Quite expectedly, the Krauss vs Meyer debate got off to a poor start. Krauss has a few go-to moves during a debate and most of them were on full display in his opening remarks (one can hardly call them arguments). He opened with an ill-informed and misrepresentative attack on the Discovery Institute and on the person, character and honesty of Stephen Meyer himself.
During his diatribe, Krauss informed the audience that Meyer and his ideas are not worth debating and that Meyer himself is something of a dishonest marketing man for Intelligent Design. And what exactly is Krauss’ justification for this claim? Well, you see, several years ago, at a school board hearing in Ohio, Krauss, having failed to inform himself of the Discovery Institute’s long-standing position with relation to mandating the teaching of Intelligent Design in public schools assumed they would be in favor of such a thing. When he discovered from Meyer’s testimony that they were not advocating the introduction of ID into public schools, Krauss came to the only reasonable conclusion he could imagine: Steve Meyer and the Discovery Institute were lying about their position. After all, the only other alternative was that Krauss had failed to do his due diligence in trying to understand the position of one of his opponents. How unimaginable that would be. No, instead, his opponents were dishonest charlatans making a “brilliant advertising move”.
This is classic Krauss. If you denigrate, misrepresent and discredit your opponent in the eyes of your audience right up front then you don’t have to worry too much about answering their arguments later. You just make silly faces while they’re talking or offer a few snide remarks here and there and hope the audience believes that you know better than your opponent, and that they shouldn’t consider his arguments any more seriously than your mime routine suggests you’re considering them.
If there is any doubt that this was exactly Krauss’ intention, one need only listen to his explicit admission at the 5:30 mark, when he says, “I want to just tell you a bit about this, because Stephen will, I know, you know, come across as a interested scholar and I want to disabuse you of that right away.”  In other words, Krauss is telling the audience that no matter how scholarly Meyer’s arguments may come across during his presentation, they should simply assume that he is being dishonest.

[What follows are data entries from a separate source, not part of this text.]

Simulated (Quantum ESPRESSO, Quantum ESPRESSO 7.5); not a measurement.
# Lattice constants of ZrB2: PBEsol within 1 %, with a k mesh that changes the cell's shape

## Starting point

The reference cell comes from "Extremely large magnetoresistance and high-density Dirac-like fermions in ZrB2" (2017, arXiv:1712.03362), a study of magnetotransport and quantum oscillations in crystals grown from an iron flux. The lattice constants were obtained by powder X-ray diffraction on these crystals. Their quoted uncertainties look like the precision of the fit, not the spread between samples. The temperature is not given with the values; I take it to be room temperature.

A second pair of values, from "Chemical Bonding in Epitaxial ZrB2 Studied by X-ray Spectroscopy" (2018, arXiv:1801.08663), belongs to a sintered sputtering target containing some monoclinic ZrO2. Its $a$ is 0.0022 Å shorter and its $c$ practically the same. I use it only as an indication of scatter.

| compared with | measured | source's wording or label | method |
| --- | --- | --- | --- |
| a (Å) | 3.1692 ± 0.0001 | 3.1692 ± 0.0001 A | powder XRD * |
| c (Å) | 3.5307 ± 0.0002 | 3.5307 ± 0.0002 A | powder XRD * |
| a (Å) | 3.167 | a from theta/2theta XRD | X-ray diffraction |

This was an incredible display of intellectual dishonesty on Krauss’ part and is a sign of the weakness of his position, or at least of the weakness of his own ability to effectively advocate his position in debate through an honest exchange and competition of ideas. When you honestly believe you have the better case (and the ability to present that case), you don’t resort to an opening ad hominem salvo in the hopes of preemptively discrediting your opponent. Instead, you attack your opponent’s arguments with better arguments about the actual issues under discussion.
All that having been said, by using such an opening approach, Krauss created an interesting opportunity for us to peer into how these two men viewed the audience they were addressing. How so? Well, consider the fact that by opening with this sort of attack, Krauss forced Stephen into making a decision to either address the misrepresentations that had been levelled at him in order to clear his name before proceeding with his arguments for ID or to simply ignore Krauss and make his presentation. If Stephen chose to address Krauss’ inaccurate attack it would take up a significant portion of his speaking time and almost certainly prevent him from completing his presentation. On the other hand, if he just ignored the personal attack he would clearly risk having his entire presentation undermined in the eyes of the audience by Krauss’ false accusations, in which case having the time to finish his full presentation would be of little use. In order to choose the latter approach, one must have a high degree of confidence in the intellectual capacity of the audience and be willing to trust that they are capable of seeing through sleazy debate tactics and personal attacks in order to focus on the actual arguments and issues. And this was precisely what Meyer did. Instead of wasting time holding the hands of the audience members and guiding them through Krauss’ irrelevant false accusations he simply brushed the whole thing off with a joke and got down to the real issues, thereby showing a respect for the intellectual abilities of his listeners. Conversely, Krauss showed a significant amount of disrespect for the intelligence of the audience members by assuming that they could be persuaded to dismiss Meyer’s actual arguments simply by presenting them with an irrelevant and false attack against his person. In doing this, Krauss showed that he had no more respect for the crowd than he did for Meyer.
Throughout the debate, it became very clear which of these two men truly was behaving as “an interested scholar” and which was trying to make a “brilliant marketing move”. I’ll join Meyer in trusting the audience to discern which was which.
 Krauss may have meant “disinterested scholar”, but the key word here is “scholar”, because Krauss is trying to attack the idea of Meyer as a scholar, period, whether he means to say “disinterested scholar” or something like ‘scholar interested in the truth of the issues’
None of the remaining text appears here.